The Nuclear Regulatory Commission has denied a petition from a retired Department of Energy physicist calling for the agency to mandate increased monitoring of nuclear plants’ spent nuclear fuel pools and reactors to prevent a disaster similar to the 2011 Fukushima Daiichi triple-meltdown in Japan.
The regulator said in a Federal Register notice posted Tuesday that its Fukushima lessons learned program has already addressed the issues raised by Alexander DeVolpi in his September 2015 filing. That includes “orders associated with mitigation of beyond-design-basis accidents and spent fuel instrumentation,” Annette Vietti-Cook, secretary to the commission, wrote in a Feb. 14 letter to DeVolpi.
Petition No. “PRM-50-113 provided no sufficient basis to revise the regulations as requested; therefore, the NRC is denying PRM-50-113,” Vietti-Cook wrote.
Three reactors at the Fukushima Daiichi nuclear power plant melted down in the wake of a March 2011 earthquake and tsunami in Japan. The crises forced authorities to evacuate tens of thousands of nearby residents for fear of radiation exposure, and to initiate a long, expensive effort (price-tagged at $188 billion as of December) to contain and clean up the damage.
In his petition, DeVolpi urged the NRC to issue a regulation that would make mandatory a recommendation from a National Academy of Sciences (NAS) report on lessons learned for U.S. nuclear safety from Fukushima: specifically, to “require installation of ex-vessel instrumentation for uninterruptible monitoring of coolant and fuel in reactors and spent fuel pools.”
DeVolpi, a nuclear physicist who worked at the Argonne National Laboratory in Illinois for 41 years to 1999, said he had developed instrumentation that could provide monitoring capabilities for crucial thermodynamic parameters. Such systems for reactor water-level monitoring could have prevented or slowed one to two of the reactor meltdowns at Fukushima Daiichi, according to his petition.
Nuclear Regulatory Commission staff addressed the NAS recommendation in an April 2015 report, finding that the “issues that the petitioner’s proposal would address are being or have already been addressed by NRC actions taken in response to the Fukushima Dai-ichi nuclear accident,” the Federal Register notice says.
In a 2012 order, the NRC established post-Fukushima safety requirements for U.S. nuclear power plant licensees and construction permit holders to prevent a “beyond-design-basis” external event at a facility – generally defined as an event that was not comprehensively considered in designing a site due to the small likelihood of it occurring. The top directive in the order requires licenses holders to prepare, enact, and sustain plans to maintain or re-establish core cooling, containment, and spent fuel pond cooling capabilities after a beyond-design-basis event.
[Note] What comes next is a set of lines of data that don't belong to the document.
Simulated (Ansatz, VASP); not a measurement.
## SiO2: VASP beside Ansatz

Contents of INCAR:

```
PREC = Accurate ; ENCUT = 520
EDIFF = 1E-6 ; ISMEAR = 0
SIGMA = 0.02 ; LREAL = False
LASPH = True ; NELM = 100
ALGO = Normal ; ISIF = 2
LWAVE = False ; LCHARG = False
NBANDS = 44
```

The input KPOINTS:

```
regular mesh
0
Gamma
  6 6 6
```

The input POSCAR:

Under the order, site instruments must either remain powered or the plant must have portable gear to provide the same capacity. The NRC noted that another 2012 order requires nuclear site spent fuel pool instruments to remotely report three specific water levels: normal; low, but with sufficient water to protect workers above from radiation; and near the top of spent fuel rods, requiring additional water to prevent possible radiation exposures.
NRC staff subsequently advised the commissioners against establishing further regulatory mandates for augmented reactor and containment instrumentation, the Federal Register notice says.
The NRC has spent roughly $50 million on its Fukushima Lessons Learned program, including for equipment and staffing support over several years. The initiative has included the mandatory deployment of standard, portable cooling gear at U.S. nuclear reactors.
DeVolpi could not be reached for comment.